Support additional Number types (like Percentage)
I was experimenting with adding a wrapper around Doubles for percentages, since that's something many other table solutions support.
Something like this works for basic usage:
data class Percentage(val value: Double, val noDecimals: Int = 2) : Number(), Comparable<Percentage> {
override fun toByte(): Byte = value.toInt().toByte()
override fun toDouble(): Double = value
override fun toFloat(): Float = value.toFloat()
override fun toInt(): Int = value.toInt()
override fun toLong(): Long = value.toLong()
override fun toShort(): Short = value.toInt().toShort()
override fun compareTo(other: Percentage): Int = value.compareTo(other.value)
override fun toChar(): Char = value.toInt().toChar()
private fun Double.roundToNoDecimals(noDecimals: Int): Double =
round(this * 10.0.pow(noDecimals)) / 10.0.pow(noDecimals)
override fun toString(): String {
val percentage = value * 100.0
val double =
if (noDecimals <= 0) {
round(percentage).toLong()
} else {
percentage.roundToNoDecimals(noDecimals)
}
return "$double%"
}
}
fun Number.toPercentage(noDecimals: Int = 2): Percentage = Percentage(this.toDouble(), noDecimals)

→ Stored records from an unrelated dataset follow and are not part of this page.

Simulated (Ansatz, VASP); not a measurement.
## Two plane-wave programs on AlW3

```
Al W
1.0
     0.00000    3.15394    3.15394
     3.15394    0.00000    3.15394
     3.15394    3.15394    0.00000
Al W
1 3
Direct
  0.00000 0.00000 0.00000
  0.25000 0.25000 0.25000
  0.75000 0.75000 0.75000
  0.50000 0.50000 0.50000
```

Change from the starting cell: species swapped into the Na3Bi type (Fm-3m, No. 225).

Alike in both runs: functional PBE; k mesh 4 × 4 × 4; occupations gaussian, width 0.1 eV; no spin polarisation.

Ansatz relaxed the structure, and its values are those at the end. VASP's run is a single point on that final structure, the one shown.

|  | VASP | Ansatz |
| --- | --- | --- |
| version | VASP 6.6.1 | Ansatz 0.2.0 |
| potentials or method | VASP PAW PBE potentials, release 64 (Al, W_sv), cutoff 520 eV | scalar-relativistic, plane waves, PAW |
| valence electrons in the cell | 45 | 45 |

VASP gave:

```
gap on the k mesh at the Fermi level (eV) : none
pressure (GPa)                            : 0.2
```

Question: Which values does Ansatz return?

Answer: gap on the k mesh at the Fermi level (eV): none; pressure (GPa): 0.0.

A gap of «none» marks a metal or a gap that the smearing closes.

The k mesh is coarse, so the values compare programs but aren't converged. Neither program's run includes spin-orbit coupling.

However, since this is a Number, I was under the impression we supported converting it (among other things) right out of the gate. Unfortunately I was wrong:
To fully support any new Number implementation, we need:
- Decide on a "default" number type to convert unknowns to. I suggest
Double. - filled in
Numberin impl/convert.kt::createConverter - Check statistics for
Numbercases: https://github.com/Kotlin/dataframe/issues/558 - Column Arithmatics for
Numbercolumns
Hi @zaleslaw, @Jolanrensen I'd love to work on this issue! I've just completed a Kotlin module at university and am keen to contribute to real world projects.
I understand this involves extending support across converters, statistics, and arithmetic operations. This sounds like the perfect first open source kotlin issue!
Would you be able to assign this to me? I'm happy to start with a basic implementation and get feedback before tackling all the integration points.
Thanks! Emmanuel
Hi @AnosVoldygod! Thanks for your enthousiasm :) However, a lot has happened since I created this issue more than a year ago. We did a complete overhaul of statistics, limiting them to just primitive types (with Double as the most complex type), unification of numbers inside statistics and when reading from JSON.
Not only that, but we're in the process of releasing DataFrame 1.0 now. This means we're looking more into stabilizing, and removing stuff (like column arithmetics), rather than adding it. We're currently at beta2, which insinuates we're on a feature freeze until the eventual release. We can fix bugs and other essential stuff, but the API should stay the same.
Of course, I won't stop you from making a draft implementation :) you're more than welcome, however, if you want to have a more direct impact, I might advise to look at other "good first issues" like https://github.com/Kotlin/dataframe/issues/1098, https://github.com/Kotlin/dataframe/issues/890, https://github.com/Kotlin/dataframe/issues/1129, or https://github.com/Kotlin/dataframe/issues/1006 (I just went over our issues to mark a few as such. Actually, I would not consider this particular issue a "good first issue" at all). These might be small enough to be merged before the 1.0 release. That said, if you want to use DataFrame in your own project and you have a need for percentage numbers, of course you can do that too :) Just don't expect it to be merged until 1.1.
Let us know if we can assist you in anything and what to assign to you :) We also have a contribution guide if you're curious.
Hi @Jolanrensen , Thanks for the quick and detailed response! I'll admit, I had to spend more time than I'd like Googling and researching what you said, but I see where you are coming from! It makes sense that the architecture you've implemented (primitive data types) is not compatible with how this feature would work (wrapper object) and allowing this would likely open you up to more unpredictable errors. From my experience with engineering I think this is a great approach, 1.0 should be the baseline and most robust version for you to build on, so sacrificing a feature for stability is a great move!
Thanks for the contribution recommendations! I'd love to work on them! I'll comment on them, but I'm definitely keen to start with #1006: Parse String to UUID, and then work my way up to the more complex ones like #1129 and #890!